Tuesday, August 1, 2017

Off the bone


I hate flying, but I love planes.

This can be attested to by any of my many advertising colleagues who had the misfortune of accompanying me on a business flight. I'm a confirmed white knuckler.

Before boarding any flight I need to know what model we're on.

Is it a 737?
A 757 long?
An Airbus 320?
Or even the dreaded DC10? Most of those are baking in an airplane cemetery deep in the Mojave desert.

Once, on a return flight from San Francisco, I leaned over to my partner and said...

"I think we're coming in too hot on this approach."

"These guys land thousands of planes they know what they're doing, Rich. Besides it's all controlled by the computer."

No sooner had he said that, did the pilot full throttle it up and send us soaring back into the skies over Santa Monica Bay.

"Yeah, sorry about that ladies and gentleman. We're gonna circle round and try this landing again."

Like I said, I love planes, I just don't love being in them.

I also love BBQ. And now I have a place to indulge both.

Recently the Proud Bird Restaurant, a Southern California mainstay that has been here longer than my 44 years, underwent some major renovation. They turned their massive space into an upscale food court. They also refurbished the outside patio are for optimum plane landing viewing.

The restaurant sits about 200 yards away from the base of LAX's longest runway, I believe it's  25L.

On a late summer evening, when the sky takes on multiple shades of blue, orange and red, it's absolutely perfect. Particularly with an expertly-drawn pint of Einstok White Pale Ale.


The ribs, I'm sorry to say were not.

This is especially upsetting because the main vendor in the Proud Bird Food Court is Bludsoe's. The ribs were dry, crusty and the only way to get the meat off the bone was with a hammer and chisel. I would have sent them back but I was not convinced the staff -- a bunch of unenthusiastic and very likely stoned kids -- could do any better.

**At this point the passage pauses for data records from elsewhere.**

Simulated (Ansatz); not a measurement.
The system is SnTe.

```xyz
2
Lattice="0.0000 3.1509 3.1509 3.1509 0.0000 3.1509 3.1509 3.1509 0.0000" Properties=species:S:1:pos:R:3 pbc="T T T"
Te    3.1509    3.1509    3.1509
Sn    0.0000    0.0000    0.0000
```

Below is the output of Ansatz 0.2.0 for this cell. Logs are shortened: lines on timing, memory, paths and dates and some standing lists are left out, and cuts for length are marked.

I'll let you in on a little restaurant secret. And the folks at Bludsoe's should be listening as well. The secret to great BBQ pork ribs is not the BBQ. As I learned from my catering days and Valentino, the world's greatest back of the kitchen prep chefs, the trick is to slow bake the ribs in a pool of water, for 3 hours. Then, and only then, can you place the ribs on a scalding hot grill so they can be lathered in tangy BBQ sauce.

Perhaps it's a blessing the food was not that good. Because as all Angelenos know, with great food and a great setting, come great masses of people.

I can deal with inedible baby back ribs.

I can't deal with insufferable Westside hipsters.







1 comment:

Matt Zinkl said...

Insuffrable hipsters! They've taken over SF too!

Gonna have to try that rib method.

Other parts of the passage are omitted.